Former presidents George W Bush and George H W Bush, who undoubtedly bristled at Trump's bullying attacks on candidate Jeb Bush, signaled through their offices that they will stay on the sidelines during this cycle.
The elder Bush has endorsed every Republican nominee in the past five elections, but he does not have plans to endorse Trump in 2016, his spokesman Jim McGrath told the Texas Tribune yesterday.
"At age 91, President Bush is retired from politics," McGrath told the paper. "He came out of retirement to do a few things for Jeb, but those were the exceptions that proved the rule."
Jeb's brother George W. Bush "does not plan to participate in or comment on the presidential campaign," his personal aide Freddy Ford told the paper.
Trump has launched bitter attacks on George W Bush during this year's campaign. In February he called Bush's decision to invade Iraq "one of the worst decisions in the history of the country," and said the Bush administration "lied" about Saddam Hussein possessing weapons of mass destruction.
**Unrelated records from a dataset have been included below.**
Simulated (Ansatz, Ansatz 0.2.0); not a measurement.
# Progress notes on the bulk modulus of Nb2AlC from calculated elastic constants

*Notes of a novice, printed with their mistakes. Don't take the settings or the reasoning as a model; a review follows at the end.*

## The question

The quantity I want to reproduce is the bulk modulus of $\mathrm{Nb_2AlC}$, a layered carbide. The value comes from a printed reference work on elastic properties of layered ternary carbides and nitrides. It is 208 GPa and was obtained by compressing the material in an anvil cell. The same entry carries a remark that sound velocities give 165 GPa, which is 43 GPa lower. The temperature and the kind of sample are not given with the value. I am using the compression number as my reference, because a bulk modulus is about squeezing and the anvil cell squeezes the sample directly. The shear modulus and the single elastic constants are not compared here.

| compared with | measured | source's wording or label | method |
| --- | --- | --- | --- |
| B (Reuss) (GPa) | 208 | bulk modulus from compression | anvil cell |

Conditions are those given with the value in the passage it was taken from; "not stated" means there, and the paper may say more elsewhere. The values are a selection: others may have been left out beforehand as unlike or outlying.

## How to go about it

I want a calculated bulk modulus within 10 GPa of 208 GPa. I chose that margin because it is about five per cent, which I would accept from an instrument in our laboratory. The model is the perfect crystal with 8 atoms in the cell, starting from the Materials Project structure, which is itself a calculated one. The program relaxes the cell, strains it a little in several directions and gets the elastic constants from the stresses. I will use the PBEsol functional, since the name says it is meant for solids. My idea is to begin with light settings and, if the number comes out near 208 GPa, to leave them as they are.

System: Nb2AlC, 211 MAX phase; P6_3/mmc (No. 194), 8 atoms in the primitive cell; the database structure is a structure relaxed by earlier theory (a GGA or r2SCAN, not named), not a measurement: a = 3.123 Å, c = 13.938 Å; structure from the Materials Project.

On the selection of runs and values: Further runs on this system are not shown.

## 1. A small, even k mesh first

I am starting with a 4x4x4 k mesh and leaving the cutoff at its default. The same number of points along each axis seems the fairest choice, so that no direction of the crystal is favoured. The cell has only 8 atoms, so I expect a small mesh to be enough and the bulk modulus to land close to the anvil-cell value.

Jeb Bush, who exited the race that month, endorsed Ted Cruz in March, and has said Trump would lose in a landslide if he were the nominee to go up against Democrat Hillary Clinton in the general election.
"Donald Trump's got a lot of work to do to earn my vote, and to earn the confidence of people who are leaders in the Republican Party," Card, now the president of Franklin Pierce University in New Hampshire, told MSNBC.
If the election were held today, "I'd probably write in a name," Card said.